Thursday, April 27, 2006

Disappointed

Though my facebook profile says moderate, do not be fooled. I only say that because I like to initiate political debates rather than respond to them. In actuality, I am starting to learn what a bra-burning, Bush-hating liberal I am. Or have been.

Up until this point, my silence and objectivity regarding Bush in the past six years have only been the surface to a large dislike for our president. But living in the South among conservative Christians as my best friends, it is hard to let that out without receiving backlash. (By the way, despite their frequent complaints that the college environment bashes their conservative viewpoints, I often feel the same way when talking to them).

Yet, amidst Bush's plummeting approval ratings and even the separation from key Republican leaders as they try to make their own political run, I am beginning to connect with Bush. Much of America has apparently lost patience with the president, providing little positive results with several issues, most notably the war in Iraq. And while I have agreed that the war was a mistake since we went in, what is happening now is a country beating a leader when he is down, crowding around him without any expectations of how he can improve. From countless "letter to the editor"s that describe Bush as ignorant and stubborn to many of his own friends questioning his tactics, there is only one word to describe the majority feeling towards him: disappointment.

I do not know how many stories we can tell from our past, but there is nothing much worse than knowing people are disappointed in you, whether that be a close friend or a nation that "elected" you.

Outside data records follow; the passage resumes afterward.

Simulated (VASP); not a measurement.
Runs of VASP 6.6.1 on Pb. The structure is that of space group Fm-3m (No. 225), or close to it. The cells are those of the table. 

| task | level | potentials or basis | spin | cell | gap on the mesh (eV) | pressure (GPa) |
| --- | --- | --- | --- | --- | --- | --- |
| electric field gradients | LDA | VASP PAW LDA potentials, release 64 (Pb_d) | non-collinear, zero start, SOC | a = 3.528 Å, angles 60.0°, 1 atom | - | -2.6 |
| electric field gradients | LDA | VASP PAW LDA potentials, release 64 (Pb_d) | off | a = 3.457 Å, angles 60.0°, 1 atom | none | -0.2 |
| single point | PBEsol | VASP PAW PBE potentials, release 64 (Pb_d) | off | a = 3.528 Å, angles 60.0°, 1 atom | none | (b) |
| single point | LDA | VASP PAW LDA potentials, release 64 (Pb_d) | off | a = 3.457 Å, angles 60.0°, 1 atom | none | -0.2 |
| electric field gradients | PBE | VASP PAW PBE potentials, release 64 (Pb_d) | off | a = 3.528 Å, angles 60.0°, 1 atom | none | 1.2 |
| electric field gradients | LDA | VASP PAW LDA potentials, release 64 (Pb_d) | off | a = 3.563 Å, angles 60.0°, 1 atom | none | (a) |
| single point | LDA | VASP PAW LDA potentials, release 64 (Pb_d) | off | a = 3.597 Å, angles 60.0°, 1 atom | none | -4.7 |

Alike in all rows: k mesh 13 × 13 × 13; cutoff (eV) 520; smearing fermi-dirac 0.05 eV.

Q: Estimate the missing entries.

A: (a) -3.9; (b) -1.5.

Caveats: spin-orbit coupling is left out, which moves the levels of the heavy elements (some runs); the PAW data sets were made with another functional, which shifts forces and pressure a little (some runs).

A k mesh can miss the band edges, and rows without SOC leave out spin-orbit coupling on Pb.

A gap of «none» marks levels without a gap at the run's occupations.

And in some minute way, I feel his pain, for recently, I have heard a large amount of the silent and sometimes, not-so-silient faces of disappointment pointing in my direction. Some of it is warranted. Some of it is not. From an exposed sin to forgetting my mother's birthday, and from a lack of investment of relationships to unexpected future plans that surprise others, I am beginning to feel the brunt of disappointment from more than one angle.

Though there has traditionally been more pain felt for the disappointed than the disappointer, I will argue that the disappointer has it just as bad. Let's take a look at an example. Hypothetically, I hit Mary in the face out of anger, and I feel horrible about it within minutes. Though Mary's face heals, the relationship is still broken. And in that moment, it is almost like the punch transferred more than a blow to the face; it transferred power. For now, the power to release Mary's vengeful thoughts and my self-hatred and self-disappointment is in her hands. This power is none other than grace.

And in my starvation state for grace from my peers, I am starting to realize that I have the same power to offer it across the board, even to a president who has made several mistakes in the past six years. Whether or not he wants grace is not the issue. Because whether he wants it or not, he still needs it. As do I.